Cellos Harrison

Background

In February 1940 a white gas station owner, Johnnie Mayo, was murdered, seemingly in an attempted robbery. Cellos Harrison was one of three black men initially questioned about the crime but all were released due to a lack of evidence against them. Over a year later Harrison was arrested again and this time he was charged with the murder of Johnnie Mayo.

Under pressure from law enforcement officers, and without access to a lawyer, Harrison confessed to the murder. Despite withdrawing the confession once he was provided with legal representation, Harrison was found guilty by a jury and sentenced to death. However, his attorneys managed to successfully appeal to the Florida Supreme Court; the Court ruled that the confession should not have gone to the jury.

Harrison’s case worked its way through the Florida court system. Twice he was convicted for Mayo’s murder but both times his lawyers got the convictions reversed on appeal. In the end, however, the Marianna community was not prepared to see a black man go free when a white man lay dead. On June 16, 1943, Harrison was kidnapped from the Jackson County Jail and brutally beaten to death, in a manner which resembled the murder of Johnnie Mayo.

Legal Status

In contrast to the drawn out legal process which characterized the state prosecution of Harrison for the Mayo murder, little effort was made to bring the men who kidnapped and lynched Harrison to justice.

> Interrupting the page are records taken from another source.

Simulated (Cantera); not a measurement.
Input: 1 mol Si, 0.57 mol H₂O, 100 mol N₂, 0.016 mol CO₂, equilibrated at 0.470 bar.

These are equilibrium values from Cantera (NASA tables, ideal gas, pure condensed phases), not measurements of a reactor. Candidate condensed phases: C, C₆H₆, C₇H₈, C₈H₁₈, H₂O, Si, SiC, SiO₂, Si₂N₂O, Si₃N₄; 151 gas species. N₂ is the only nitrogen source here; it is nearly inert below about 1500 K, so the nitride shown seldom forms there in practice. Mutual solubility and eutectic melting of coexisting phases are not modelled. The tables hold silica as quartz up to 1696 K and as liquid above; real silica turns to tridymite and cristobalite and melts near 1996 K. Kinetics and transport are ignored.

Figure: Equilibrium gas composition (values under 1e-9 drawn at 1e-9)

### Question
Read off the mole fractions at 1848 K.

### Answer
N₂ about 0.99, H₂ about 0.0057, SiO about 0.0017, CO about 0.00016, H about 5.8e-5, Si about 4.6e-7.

The FBI conducted a thorough investigation in an attempt to identify Harrison’s killers, however the bureau concluded that there was not enough evidence to prosecute the persons responsible for the kidnapping and lynching of Cellos Harrison. On July 19, 1944, eleven months after Harrison’s murder, Assistant Attorney General Tom Clark wrote to J. Edgar Hoover, calling off any further investigation and closing the case. Although the FBI’s investigations raised suspicions against several individuals, including law enforcement officers, Harrison’s case was closed without any recommendations for prosecution. Nobody was ever held responsible for Cellos Harrison’s murder.